OSNDRC By-Laws-Updated 12/23/08
BY-LAWS
ARTICLE I - Dues
2008 Sanctioned Shows
2009 Sanctioned Shows
Section 1.     Membership dues shall be recommended by the Board of Directors for approval by the
members at the annual meeting.  Such dues shall include all memberships listed in Article IV, Section 2, of
the Constitution.

Section 2.     A member shall be notified thirty (30) days prior to his/her expiration of membership

Section 3.     Any office held by a member whose dues have expired for a period of thirty (30) days or
more, shall vacate the office.

ARTICLE II - Duties of Officers
Section 1.     The President shall preside at all meetings of the Club, act as Chairman of the Board of
Directors, appoint all regular and special committees, and preform such other duties as pretains to the
office.  The President shall be an ex-offico member of all committees.

Section 2.     The Vice-President shall preform all duties of the President in his absence.  In the event of the
vacating of the office of President, the Vice-President shall automatically succeed him in office.

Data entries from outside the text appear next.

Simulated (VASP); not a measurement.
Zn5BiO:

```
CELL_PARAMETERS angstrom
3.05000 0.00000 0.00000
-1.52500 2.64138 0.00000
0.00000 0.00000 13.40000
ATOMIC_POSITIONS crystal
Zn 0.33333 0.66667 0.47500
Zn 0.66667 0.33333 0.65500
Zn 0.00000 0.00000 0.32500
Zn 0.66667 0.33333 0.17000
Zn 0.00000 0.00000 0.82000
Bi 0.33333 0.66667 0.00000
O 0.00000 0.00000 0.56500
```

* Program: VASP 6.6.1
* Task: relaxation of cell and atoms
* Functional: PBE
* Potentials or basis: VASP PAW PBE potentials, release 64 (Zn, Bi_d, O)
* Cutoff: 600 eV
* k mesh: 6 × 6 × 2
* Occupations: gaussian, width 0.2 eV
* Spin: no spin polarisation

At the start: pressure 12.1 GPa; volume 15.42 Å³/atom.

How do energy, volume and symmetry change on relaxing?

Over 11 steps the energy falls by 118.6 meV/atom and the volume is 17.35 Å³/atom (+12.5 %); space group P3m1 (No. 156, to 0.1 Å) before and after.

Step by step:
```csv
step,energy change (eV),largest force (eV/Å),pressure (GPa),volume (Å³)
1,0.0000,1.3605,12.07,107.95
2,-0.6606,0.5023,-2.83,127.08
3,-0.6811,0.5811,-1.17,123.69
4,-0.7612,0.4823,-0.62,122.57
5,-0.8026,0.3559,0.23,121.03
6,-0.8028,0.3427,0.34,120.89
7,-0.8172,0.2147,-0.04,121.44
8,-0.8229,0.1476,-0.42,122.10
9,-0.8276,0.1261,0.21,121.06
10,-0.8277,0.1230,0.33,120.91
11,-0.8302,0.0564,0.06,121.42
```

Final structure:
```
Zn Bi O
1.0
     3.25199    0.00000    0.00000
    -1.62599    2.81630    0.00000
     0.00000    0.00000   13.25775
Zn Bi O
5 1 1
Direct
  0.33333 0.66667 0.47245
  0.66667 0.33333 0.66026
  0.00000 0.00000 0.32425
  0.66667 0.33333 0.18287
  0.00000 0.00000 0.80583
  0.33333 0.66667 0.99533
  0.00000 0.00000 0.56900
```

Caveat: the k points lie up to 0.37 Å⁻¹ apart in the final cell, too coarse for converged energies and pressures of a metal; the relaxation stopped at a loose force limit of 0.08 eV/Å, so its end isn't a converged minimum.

Section 3.  The Secretary-Treasurer shall maintain accurate minutes and other record of all meetings of the
Club, and cause all correspondence to the office to be acted upon promptly.  Shall collect all dues and
funds, shall maintain a bank account in the name of the Club, maintain a complete set of books and
records, advise the President on finacial matters, furnish an annual report to the Board of Directors
showing the Club's general finacial condition and preform such other duties as assigned by the President.  
Shall pay all bills not exceeding a maximum set by the Board of Directors, for which a written receipt is to
be furnished.  Shall pay all bills exceeding this amount with signature and approval of the President, for
which a written receipt is to be furnished, and shall preform all duties and other responsibilities as outlined
in the Constitution and By-Laws.

Section 4.     The Board of Directors shall have the power to act for the Club on all matters which might
arise between meetings and discharge other duties as may be assigned to them by the Constitution and
By-Laws.  A decision by all Board of Directors can only be changed by two-thirds (2/3) majority vote of all
members present at a special meeting.  The Board of Directors shall approve Presidental specifically
covered by this Constitution and By-Laws.

ARTICLE III - Compensation
Section 1.     No compensation shall be paid in any form to any Officer or Director of this Club.

Section 2.     No travel expense shall be paid in any form to any Officer or Director of this Club.

ARTICLE IV - Standings Committee
Section 1.   Election Committee - shall consist of a Chairperson and two (2) members in good sanding.  
Their duties shall be to receive and certify election ballots, as well as ballots cast on Constitutional
amendments and shall same to Secretary.  No person whose name appears on the ballot may be a
member of this Committee.

Section 2.     Auditing Committee - shall consist of a Chairperson and one (1) member not related to or
living in the Treasurer's household.  Their duties shall be to audit the books of the Treasurer and report
their findings at the annual meeting.

Section 3.  Show Committee - shall consist of a Superintendent, Show Secretary and Treasurer, plus other
supporting personnel that may be required to carry out its duties.  They shall be responsible for printing and
distributing the Show Catalog, for hiring the show judges as recommended by the membership, recording
of show results, the procurement of awards and trophies and the completion of a detailed financial show
report within three (3) weeks following the show date.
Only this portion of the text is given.